Each student will do a final project of his or her choosing related to the material of the course.

Information on Project requirements:

Project Report due 5:00 pm Dean's Date, Tuesday May 16, 2006: 
You are required to submit a report that describes your project. This must include the statement of the topic and the goals of the project, your methodology and the results. If it is an experimental project, you need to describe what was implemented, the major implementation decisions,  how you designed the experiments, and the experimental results. If you developed a system or tool, you may not have experiments per se, but you must describe how you are evaluating the project and the outcome.  You should also relate your work to other work on the problem.  Your code should be in an appendix or posted on a Web page with the URL provided (Web posting is preferred).   If your project is a theoretical study, you need to describe the problem, review what was known about the problem before your analysis, and give the details and the results of your theoretical analysis. If your project is a literature-based project, you need to describe the major issues under study, summarize the major techniques and the theoretical and/or experimental results presented in the literature and critically analyze the results.  For any type of project, be sure to include a bibliography of all the sources you used.

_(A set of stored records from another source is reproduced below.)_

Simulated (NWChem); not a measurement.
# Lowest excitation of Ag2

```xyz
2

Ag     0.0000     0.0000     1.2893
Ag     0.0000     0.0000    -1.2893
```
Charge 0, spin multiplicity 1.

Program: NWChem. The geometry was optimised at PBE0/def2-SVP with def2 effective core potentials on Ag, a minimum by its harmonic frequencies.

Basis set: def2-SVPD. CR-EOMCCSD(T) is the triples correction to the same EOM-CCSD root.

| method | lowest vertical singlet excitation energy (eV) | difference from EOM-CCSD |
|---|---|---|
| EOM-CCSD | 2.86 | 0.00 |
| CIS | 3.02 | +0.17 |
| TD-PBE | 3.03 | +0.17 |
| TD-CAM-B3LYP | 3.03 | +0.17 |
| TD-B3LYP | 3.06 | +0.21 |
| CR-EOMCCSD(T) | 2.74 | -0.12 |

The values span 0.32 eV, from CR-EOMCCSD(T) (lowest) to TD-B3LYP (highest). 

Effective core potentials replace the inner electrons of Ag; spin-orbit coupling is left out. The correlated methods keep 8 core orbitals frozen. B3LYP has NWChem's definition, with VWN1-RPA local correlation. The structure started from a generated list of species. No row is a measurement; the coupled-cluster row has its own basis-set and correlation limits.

Projects will be graded on thoroughness and depth of thought. Difficulty will be taken into consideration. Keep in mind that evaluation is an important part of any project. Be clear on the goals of your project and how you demonstrate or measure success.


Project demonstration:  If you have implemented something that lends itself to live demonstration, I would like to see it after I receive your report and  before 5pm Mon. May 22, 2006.




Project Proposal Due Thursday March 17, 2006.
Submit by email a paragraph describing your project.  Include as much detail as possible.  This will be the starting point of a discussion with Professor LaPaugh to make sure the project is of the appropriate scope for a class project.

List of suggested projects. This list will be expanded as the semester progresses.

These topics are fairly broad and need further refinement based on a student's particular interests. Students are encouraged to suggest other project topics based on their own interests.

  1. Do a literature search and analysis of the state of the art of video libraries and video retrieval (no implementation).  Any other media can be substituted here - image, music.  Data mining activities can be substituted for retrieval activities.
  2. Experiment with recommender systems for a particular application -- learn the techniques and experiment with your own.
  3. Investigate the use of dependence among index terms (e.g. co-occurrence) in the literature and by your own experiments.
  4. Investigate the history and development of the SMART project at Cornell (originally Harvard) by Dr. G. Salton. This project produced many results in classic information retrieval (no implementation).
  5. Investigate the problems with digitizing of old documents to build digital archives: optical character recognition (OCR), searching "OCRed" documents.
  6. Investigate searches for handheld display.  What special things are done now by companies  providing service?  How do search engines perform?  Are special ranking algorithms needed that do REALLY well at getting the top few ( 5? 7?)? Are there things that can be done?  Propose one and test.
  7. Investigate one or more variations on the use of inference networks for search beyond what we do in class.  Test variations from the literature or suggest your own.  Implement and test against small document  collection.
  8. Investigate inference networks for non-text collections searched using text queries or  non-text queries.
  9. Investigate the data mining of a data stream from a particular application, e.g. a particular set of sensors.
  10. Investigate the use of clustering in some application.
  11. Propose and implement a visualization of the relationship between some collection of objects (text documents, images, Web pages, etc.)
  12. Experiment with methods for predicting the next Web page a user will access.